“Sometimes to love someone… you’ve got to be a stranger.”
Denis Villeneuve, one of the critically acclaimed directors of this generation for his works on sci-fi Arrival, crime thrillers like Prisoners, Sicario, Enemy & his first devastating masterpiece in mainstream cinema Incendies, brings a long-awaited sequel of a well-known neo-noir classic Blade Runner (1982) and the most anticipated movie of the year 2017.
Taking over the reins of a cult classic like Blade Runner from Ridley Scott is not easy to say the least but undoubtedly Denis delivers a masterpiece which does justice to the original. Also, the 1982 prequel has an interesting history of its own as it was a box office failure when it was released first perhaps due to the release of ET around the same time, a fate shared by another cult classic ‘The Thing’ which was released during that time as well. But Blade Runner gathered cult status over the years with as many as seven versions of the film being released post it’s theatrical run with the latest being the ‘Final Cut’ released by Ridley Scott in 2007. It was of course a challenge for Villeneuve to pick the version he wanted to keep as the reference for the sequel. However, Villeneuve has clarified that the Original Cut (Theatrical version) and the Final Cut (2007) are the sources for his inspiration & reference points for the sequel.
The first & the foremost element which separates it from all the other movies – the cinematographic feat of Roger Deakins (Skyfall, Sicario), it’s is worthy of an Oscar. From the color palette to the attractive aesthetics, each shot is meticulously worked upon to give an enormous IMAX worthy experience of a dystopian future. Such level of cinematography is missing in big budget sci-fi movies like the superhero movies or the Star Trek & Star Wars movies.

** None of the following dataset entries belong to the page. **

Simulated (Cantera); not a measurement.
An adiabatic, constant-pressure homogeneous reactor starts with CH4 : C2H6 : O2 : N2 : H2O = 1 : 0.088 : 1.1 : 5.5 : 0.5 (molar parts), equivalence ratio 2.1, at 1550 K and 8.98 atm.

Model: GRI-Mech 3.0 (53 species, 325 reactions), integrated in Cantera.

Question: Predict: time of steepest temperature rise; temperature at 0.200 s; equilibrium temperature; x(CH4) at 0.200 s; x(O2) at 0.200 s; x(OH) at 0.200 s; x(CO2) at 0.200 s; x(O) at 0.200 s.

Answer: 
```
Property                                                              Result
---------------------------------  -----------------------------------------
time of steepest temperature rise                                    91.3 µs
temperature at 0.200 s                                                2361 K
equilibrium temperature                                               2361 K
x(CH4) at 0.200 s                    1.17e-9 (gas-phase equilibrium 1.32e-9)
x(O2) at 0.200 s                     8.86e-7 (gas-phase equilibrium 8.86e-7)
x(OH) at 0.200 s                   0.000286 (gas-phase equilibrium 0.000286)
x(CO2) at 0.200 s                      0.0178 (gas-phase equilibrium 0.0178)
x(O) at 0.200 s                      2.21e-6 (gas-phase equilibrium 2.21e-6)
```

The sequel is set 30 years after the original, where agent K (Ryan Gosling), an LAPD agent and a Blade Runner while on a mission to retire an old replicant (Dave Bautista), stumbles upon a shocking secret that could change the course of mankind and replicants. The startling discovery also catches the attention of Niander Wallace (Jared Leto) whose Wallace Corporation controls everything in the dystopian future. K’s quest for the truth brings him face to face with the reclusive Rick Deckard (Harrison Ford) and the showdown between the two is spectacular and would go down as one of the most memorable scenes in the recent cinematic history. Incidentally during the shoot, Ford accidentally landed a punch on Gosling once and later invited the actor for a drink to make up for it.
The other crucial character which gave an emotional touch to the movie was Joi (Ana de Armas), an AI application for commercial use (sounds like the 2013 movie Her). The interactions between K & Joi might be the only normal or soothing moments in the movie. Their love has a limitation- it can’t be expressed physically. Their emotions & desires can’t be felt- this is an important question which has earlier been raised in Steven Spielberg’s AI & Spike Jonze’s Her.
The background music & direction is in sync with the original piece but it still has its own unique identity which sets a benchmark. After all it has been composed by none other than Hans Zimmer. The direction is a bit different from the original piece, but the long range wide-angle shots are something which fans are familiar with ‘Arrival’. The flying cop car is the perfect angle to provide a view of the dystopian world.
Overall, the tone of the movie is darker & complex as compared to the original. The climax may not satisfy all the viewers as it opens the door to another story. However, it should be kept in mind that this is not serving as a rework of Blade Runner but a continuation of the story which ended Deckard’s (Ford) journey in Blade Runner. It raises few more questions- If replicants are capable then will they be allowed to lead the mankind? Can they develop emotions? Is enslaving replicants a humane act? And more importantly –a world which is witnessing a climate change, is it staring straight into a dystopian future like the film?
Blade Runner 2049 is a strong Oscar contender at least in technical categories- original score, visuals, cinematography, sound.
A magnum opus by Denis Villeneuve. A visually stunning masterpiece of the year!